[PERF] Get rid of MultiIndex conversion in IntervalIndex.intersection by makbigc · Pull Request #26225 · pandas-dev/pandas (original) (raw)
A few things after poking around at this a bit.
It looks like this isn't behaving as expected for nested intervals:
In [1]: import pandas as pd; pd.version Out[1]: '0.25.0.dev0+472.ge9ddf02b5'
In [2]: ii1 = pd.IntervalIndex.from_tuples([(1, 2), (1, 3), (1, 4)])
In [3]: ii2 = pd.IntervalIndex.from_tuples([(1, 2), (1, 3)])
In [4]: ii1.intersection(ii2) Out[4]: IntervalIndex([], closed='right', dtype='interval[int64]')
Haven't looked into this enough to know exactly where it's failing.
It also looks like this fixes an issue that was present in the previous implementation of intersection
(probably a bug with MultiIndex.intersection
), specifically in relation to how duplicates are handled:
In [5]: ii1 = pd.IntervalIndex.from_tuples([(1, 2), (1, 2), (2, 3), (3, 4)])
In [6]: ii2 = pd.IntervalIndex.from_tuples([(1, 2), (2, 3)])
In [7]: ii1.intersection(ii2) Out[7]: IntervalIndex([(1, 2], (1, 2], (2, 3]], closed='right', dtype='interval[int64]')
On master this only returns one instance of (1, 2]

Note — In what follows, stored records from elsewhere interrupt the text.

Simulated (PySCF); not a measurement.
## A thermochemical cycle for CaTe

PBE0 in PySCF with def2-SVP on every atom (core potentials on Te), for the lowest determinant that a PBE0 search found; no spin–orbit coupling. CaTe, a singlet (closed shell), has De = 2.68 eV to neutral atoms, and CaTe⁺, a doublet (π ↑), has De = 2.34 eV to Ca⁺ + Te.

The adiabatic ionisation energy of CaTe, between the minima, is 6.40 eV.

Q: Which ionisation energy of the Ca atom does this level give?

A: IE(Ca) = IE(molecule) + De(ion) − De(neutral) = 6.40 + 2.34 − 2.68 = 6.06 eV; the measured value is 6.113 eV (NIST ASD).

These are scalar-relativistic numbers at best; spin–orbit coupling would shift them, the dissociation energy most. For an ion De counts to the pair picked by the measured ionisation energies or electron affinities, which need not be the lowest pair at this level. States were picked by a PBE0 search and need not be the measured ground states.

but returning both dupes is consistent with other index types, so I think the new behavior is correct:
In [8]: idx1 = pd.Index(list('aabc'))
In [9]: idx2 = pd.Index(list('ab'))
In [10]: idx1.intersection(idx2) Out[10]: Index(['a', 'a', 'b'], dtype='object')
It'd be nice to include both the failing and newly passing examples above as test cases. I wouldn't be opposed to creating a test_setops.py
file and moving all the setops tests there, as a similar file exists for other index types.